Encouraged by his weekly improvement and having been running for just a few months, Rick set a lofty goal to not merely qualify for the epic Boston Marathon, but to qualify using the able-bodied standards for a man his age. In July of 2008, at the Toronto Marathon, he ran an impressive 3:10, qualifying for Boston with about seven minutes to spare; seeing by this time that he was only six minutes off the World Record for a unilateral amputee, he set his sights on that record and on breaking the three-hour barrier.
In April of 2009, less than two years removed from his first laborious post-accident attempt at running on his new prosthesis, Rick ran Boston in a World Record 3:01:50. Although he didn't reach his goal of breaking three hours, he had smashed the former record of 3:04:00. His time placed him in the top six percent of the approximately 25,000 marathoners in the race. Even though Rick found that breaking the World Record was "harder than the accident" in terms of mental and physical pain, he wasn't done yet.
A month after his Boston Marathon success, in May, Rick ran the MDS Nordion 10K (6.2 miles) in Ottawa, Canada, in a World Record 37:37 (an amazing 6:03/mile). Then in September, with a goal to set a new unilateral-amputee World Record for the half marathon (13.1 miles), he accomplished his mission with a 1:20:44 perfromance, breaking the old record by a little more than a minute.

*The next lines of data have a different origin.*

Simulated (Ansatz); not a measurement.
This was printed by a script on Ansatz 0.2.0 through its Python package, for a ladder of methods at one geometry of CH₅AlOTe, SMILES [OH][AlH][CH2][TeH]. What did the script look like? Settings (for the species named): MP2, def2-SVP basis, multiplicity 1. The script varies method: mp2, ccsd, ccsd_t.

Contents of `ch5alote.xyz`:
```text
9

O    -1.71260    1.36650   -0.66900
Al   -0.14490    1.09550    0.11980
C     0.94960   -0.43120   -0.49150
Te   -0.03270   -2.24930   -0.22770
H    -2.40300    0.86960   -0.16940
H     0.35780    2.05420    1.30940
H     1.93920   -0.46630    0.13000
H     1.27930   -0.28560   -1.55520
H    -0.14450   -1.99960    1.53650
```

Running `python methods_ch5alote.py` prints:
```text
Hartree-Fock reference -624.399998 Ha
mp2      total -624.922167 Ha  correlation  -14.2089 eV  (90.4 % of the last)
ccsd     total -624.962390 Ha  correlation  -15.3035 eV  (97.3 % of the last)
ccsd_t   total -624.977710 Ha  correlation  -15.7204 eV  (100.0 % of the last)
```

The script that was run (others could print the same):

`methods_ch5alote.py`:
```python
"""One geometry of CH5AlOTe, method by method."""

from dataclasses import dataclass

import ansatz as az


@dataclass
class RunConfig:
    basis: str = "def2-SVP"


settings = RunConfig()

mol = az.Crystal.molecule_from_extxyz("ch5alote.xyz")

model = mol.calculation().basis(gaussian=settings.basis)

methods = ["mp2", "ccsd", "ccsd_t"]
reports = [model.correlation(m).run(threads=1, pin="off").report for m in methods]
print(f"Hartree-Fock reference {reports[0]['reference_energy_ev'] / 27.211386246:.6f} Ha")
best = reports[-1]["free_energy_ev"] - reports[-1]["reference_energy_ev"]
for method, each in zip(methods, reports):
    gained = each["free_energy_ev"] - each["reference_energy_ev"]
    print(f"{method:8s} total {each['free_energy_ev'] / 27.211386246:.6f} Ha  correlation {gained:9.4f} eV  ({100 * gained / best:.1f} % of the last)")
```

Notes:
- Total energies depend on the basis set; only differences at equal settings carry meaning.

In a couple of years Rick Ball went from struggling to complete two laps around a short indoor track to breaking three monumental World Records. As we can clearly see, he could have easily made excuses as to why the mere thought of becoming an elite runner was sheer folly. He didn't. Because he doesn't think like everyone else, like the average person, he doesn't get their results. He gets to enjoy the thrill of reaching extreme goals, of becoming that rare thing -- a World Champion! Rick Ball reminds us that we can make excuses or we can make tracks.